By late Friday night, the air was thick with kerosene fumes, cigar smoke and the smell of the sweat of the early losers. Davis would coax his marks along with consummate skill. The lightweight pockets were emptied by well into the night. By Saturday, only the well-heeled players were still in the game. Over the next twelve hours Davis would coax them into staying with a pot here and there – but by dawn on Monday – most of them would wearily step off the side of the “Kathryn S” with barely enough cash to buy coffee and grits on Broad Street before starting their workday.
Davis always saw to it that once in a while a big winner walked off the boat. These were the gamblers that spread the news of the game and convinced other would be players that it was honest. Sometimes there was a sore loser. If he couldn’t be convinced that Lady Luck had dealt him a bad game – Steven Davis would reach back into his pocket with lightening speed and brandish a small nickel plated .32 caliber pistol. The only time his palsied hand held real steady – was when the little peacemaker was pointed at another gambler. No one argued with Davis once that gun was in his hand.
Few people were ever close to Steven Davis. Once in a while, during those last years before he disappeared and when weekend long poker games were becoming a thing of the past, Davis would boast about his skill with the cards. He would pull a fresh pack from the pocket of his denim overalls, break the seal, and shuffle. His hands would spin the cards out across the tabletop, usually five hands plus his own. He would then describe each hand and how many cards each ‘player’ would draw to try and better it. Then he would describe the hands again – all the time the cards were laying face down. Players one and four have a short stake – they will only play a sure thing to conserve cash to ante up. Player two has two low pairs – he will raise to get a feel for the other hands being played. Players three and five have a full house and a high two pairs between them. The dealer will match their raise to stay in the game – they will both think he’s bluffing. Player two will fold. The game will go at least two more raises before three and five realize the dealer may have something.
Davis would then lay over his hand – a royal flush. Then he would turn over the other five hands – they would be exactly as he described them.
Davis did pretty well with his gambling from all accounts. Each Friday morning he would send a messenger to a bank in Augusta to bring him $75.00, never more, never less. On Monday that same messenger would carry back anywhere from $3000 to $6000 to be placed in four or five different accounts – Davis liked to spread his risk even when it came to banks.

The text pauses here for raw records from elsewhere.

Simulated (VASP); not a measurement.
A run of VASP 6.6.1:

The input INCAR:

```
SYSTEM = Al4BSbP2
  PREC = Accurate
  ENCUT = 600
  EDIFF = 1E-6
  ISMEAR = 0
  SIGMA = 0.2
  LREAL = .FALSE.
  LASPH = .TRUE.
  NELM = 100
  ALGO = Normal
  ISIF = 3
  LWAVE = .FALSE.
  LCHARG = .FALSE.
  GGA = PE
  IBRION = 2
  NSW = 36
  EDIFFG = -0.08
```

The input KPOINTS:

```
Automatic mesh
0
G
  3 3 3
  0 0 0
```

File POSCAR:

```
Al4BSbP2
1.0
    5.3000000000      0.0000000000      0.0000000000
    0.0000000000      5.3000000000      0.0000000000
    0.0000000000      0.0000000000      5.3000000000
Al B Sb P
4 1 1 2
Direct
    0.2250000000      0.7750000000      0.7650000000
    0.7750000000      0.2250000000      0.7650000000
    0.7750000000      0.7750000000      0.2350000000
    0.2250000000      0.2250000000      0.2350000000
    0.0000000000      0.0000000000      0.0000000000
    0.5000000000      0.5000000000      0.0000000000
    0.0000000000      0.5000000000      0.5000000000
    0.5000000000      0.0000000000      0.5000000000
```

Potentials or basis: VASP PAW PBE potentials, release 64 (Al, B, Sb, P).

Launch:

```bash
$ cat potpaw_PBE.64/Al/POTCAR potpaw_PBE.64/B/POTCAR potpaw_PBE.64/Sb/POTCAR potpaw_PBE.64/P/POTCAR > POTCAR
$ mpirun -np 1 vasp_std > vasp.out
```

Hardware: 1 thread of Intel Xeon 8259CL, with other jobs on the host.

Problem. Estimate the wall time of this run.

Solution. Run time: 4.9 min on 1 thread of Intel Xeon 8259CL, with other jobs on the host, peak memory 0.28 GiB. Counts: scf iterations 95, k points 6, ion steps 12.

Big Roy died some time ago and so did the money for the upkeep of the old riverboat. As it fell into disrepair an aging Steve Davis was forced to move. He disappeared from Augusta – and people figure he must be dead by now. There are some who wonder if he was ever a cheat or a card sharp, doing as well as he did. Most people hope not – they would like to think that the last of the riverboat gamblers on the Savannah died standing pat.